Accessible Abundance: A Celebration of Black Creativity and Cultural Power

At The RADO Market, D.Gemm’s latest curatorial work, Accessible Abundance, delivers a powerful statement on the layered importance of access.

Featuring work from Akaimi the Artist, Joshua Scott, Nessia Creates, K. Sherrie, Dominique Yon, and D.Gemm herself, the exhibition bridges art, education, and agriculture in a way that feels both rooted and urgent.

“Something Like Frida” by Akaimi the Artist

The title says it all: abundance should be accessible. Yet for many Black Americans, structural barriers have long restricted access to quality education, creative outlets, and healthy environments. This exhibition confronts that truth while offering a vision of possibility.

“Prophecy” by Dominique Yon

One of the strongest threads in the show is the importance of education and a critique of book banning. Across the country, efforts to silence Black voices and queer narratives are growing. Removing these stories from libraries and classrooms is cultural erasure. The exhibition pushes back, affirming the right to knowledge and creative freedom. Art becomes a weapon of resistance.

“Standing on Knowledge: Access Never Denied” by K. Sherrie

The works also explore the creative brilliance of Black people through vibrant affirmations of presence and power. From collage to portraiture, the artists highlight Black contributions across disciplines—ballet, jazz, hip-hop, street art—forms that have shaped global culture.

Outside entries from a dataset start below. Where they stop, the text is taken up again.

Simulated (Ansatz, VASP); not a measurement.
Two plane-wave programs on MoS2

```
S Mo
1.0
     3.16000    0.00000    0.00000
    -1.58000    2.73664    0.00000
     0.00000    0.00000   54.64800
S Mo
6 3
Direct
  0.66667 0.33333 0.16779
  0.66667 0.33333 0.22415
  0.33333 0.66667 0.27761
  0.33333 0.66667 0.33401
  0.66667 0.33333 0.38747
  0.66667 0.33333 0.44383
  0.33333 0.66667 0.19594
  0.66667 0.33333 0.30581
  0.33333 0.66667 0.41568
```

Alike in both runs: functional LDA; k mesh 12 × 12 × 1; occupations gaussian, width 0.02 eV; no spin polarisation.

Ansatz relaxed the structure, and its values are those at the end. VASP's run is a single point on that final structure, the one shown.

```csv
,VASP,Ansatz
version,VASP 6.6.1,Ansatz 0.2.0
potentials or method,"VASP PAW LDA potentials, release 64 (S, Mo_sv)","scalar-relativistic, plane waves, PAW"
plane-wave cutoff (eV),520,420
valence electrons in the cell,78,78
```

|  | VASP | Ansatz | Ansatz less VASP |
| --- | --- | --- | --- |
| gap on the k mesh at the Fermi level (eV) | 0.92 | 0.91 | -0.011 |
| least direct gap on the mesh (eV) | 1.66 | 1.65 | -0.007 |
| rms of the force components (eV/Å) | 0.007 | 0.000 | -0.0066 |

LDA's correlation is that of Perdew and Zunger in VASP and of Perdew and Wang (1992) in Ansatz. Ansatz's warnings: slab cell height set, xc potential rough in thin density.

“The Ballerina” by Joshua Scott

By centering nature and agriculture, the exhibition reminds us of our connection to the land. For Black communities, this relationship is deeply personal and often painful. From sharecropping to food deserts, access to healthy food and green spaces has been limited by design. These pieces reclaim that relationship. They offer healing and honor ancestral knowledge.

“Barescape V” by Nessia Creates

Health, both physical and mental, is another quiet force in the show. It is present in depictions of rest, nourishment, and reflection. In many Black households, conversations around wellness are still stigmatized or ignored. This exhibition insists that well-being must be prioritized and protected.

“A World of Hope” by D.Gemm

Accessible Abundance makes one thing clear: when Black communities have access, they flourish. They create, they heal, and they lead. And in doing so, they offer a vision of abundance that benefits us all.